I relaxed immediately.
At a busy row of benches, a greying lady in a rose-red sari mimed that I should take off my shoes and socks. She removed hers, too, then scooped up mine and bustled over to a long counter. Exchanging them for tokens, she hurried back and pressed a metal disc into my palm, closing my fingers around it as though it were precious. My grandparents used to do that when treating me with a five-pound note: I’d not thought of that for a long time.
She gathered in her sari and led me to a sawn-off oil barrel. It was full of headscarves. The few men not already wearing turbans were pausing to grab temporary head cover, a requirement for entry to the temple. My helper was more diligent, though — rejecting several scarves before teasing out the right one, Ali Bongo-style. It perfectly matched my shirt, and a tall Sikh boy with an insurmountable grin stopped to tie it on. My self-appointed chaperone single-clapped in delight.
Next, she led me to the entrance proper, where we paddled through a shallow pool to cleanse our feet. She held my elbow for balance and we climbed the steps together.
At the top, she leant against a column and proudly pushed me forward. There, framed by the white arch, was the 400-year-old Golden Temple of Amritsar. It was familiar to me from pictures in countless Punjabi restaurants, but in real life it was much more impressive. Shimmering in the heat, it loomed lightly, like a mirage. Its giant gilded strongbox glared bullion-brilliant, and paradoxically appeared to float at the centre of a giant olive-green pool.
My companion sighed contentedly, namaste’d me goodbye, and walked off along the marble poolside path.
EMERGING FROM the inner sanctum, where Sikhs were filing past their holy book, the Guru Granth Sahib, I walked by a formal grassy area. Having just bathed ceremonially in the pool, men were drying their long, long hair in the sun.
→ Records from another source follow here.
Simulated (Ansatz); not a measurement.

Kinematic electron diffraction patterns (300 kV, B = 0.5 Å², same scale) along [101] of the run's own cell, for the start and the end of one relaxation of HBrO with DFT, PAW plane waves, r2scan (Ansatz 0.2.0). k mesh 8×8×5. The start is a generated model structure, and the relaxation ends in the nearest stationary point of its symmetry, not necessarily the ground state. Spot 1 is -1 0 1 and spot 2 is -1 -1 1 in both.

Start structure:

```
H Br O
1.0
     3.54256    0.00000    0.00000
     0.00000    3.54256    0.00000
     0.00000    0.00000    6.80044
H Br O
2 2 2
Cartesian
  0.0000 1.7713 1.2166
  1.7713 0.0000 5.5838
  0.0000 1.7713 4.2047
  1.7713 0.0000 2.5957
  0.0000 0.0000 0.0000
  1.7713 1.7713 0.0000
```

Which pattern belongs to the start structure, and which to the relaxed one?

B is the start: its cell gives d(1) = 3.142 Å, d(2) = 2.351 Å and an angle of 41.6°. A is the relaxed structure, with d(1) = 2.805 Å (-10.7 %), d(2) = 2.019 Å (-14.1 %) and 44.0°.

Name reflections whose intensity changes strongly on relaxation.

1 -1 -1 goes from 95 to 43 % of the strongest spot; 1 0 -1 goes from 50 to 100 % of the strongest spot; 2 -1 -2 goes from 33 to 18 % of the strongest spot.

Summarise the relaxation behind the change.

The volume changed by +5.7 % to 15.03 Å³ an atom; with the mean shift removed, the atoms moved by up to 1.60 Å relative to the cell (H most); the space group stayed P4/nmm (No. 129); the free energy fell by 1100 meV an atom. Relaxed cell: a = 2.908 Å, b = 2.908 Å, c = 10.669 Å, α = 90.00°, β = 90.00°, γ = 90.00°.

Further on, a crowd milled outside a large brick building, where a toothy man handed me a large metal thali tray, big and round as a hubcap. A young girl in western clothes said hello and asked me where I was from. She explained that this was the langur hall, where free meals are served round the clock.
It was a two-storey building the size of a Victorian school. Catching my bemused look, the girl launched into an explanation. “Fifty thousand people a day eat here, can you imagine? Guru Nanak, our founder, started it so that all Sikhs should eat together and show we are not agreeing with the caste system, like in Hinduism, and that men and women aren’t keeping separated, like in Islam.
“The people cooking and serving are volunteers, too,” she continued. “All sorts of people, you’ll see. We are calling it seva. It is the voluntary work we are doing at a temple.”
A bell rang and the heavy wooden doors opened. We shuffled inside and sat cross-legged on hessian mats, at least 1,000 people, I reckoned. There was a tug on my sleeve: two wily little kids with worn-through clothes and quick movements asked my name, shaking my hand energetically. Opposite, a portly gentleman with a magnificent beard adjusted his sword and bowed his head minutely in welcome.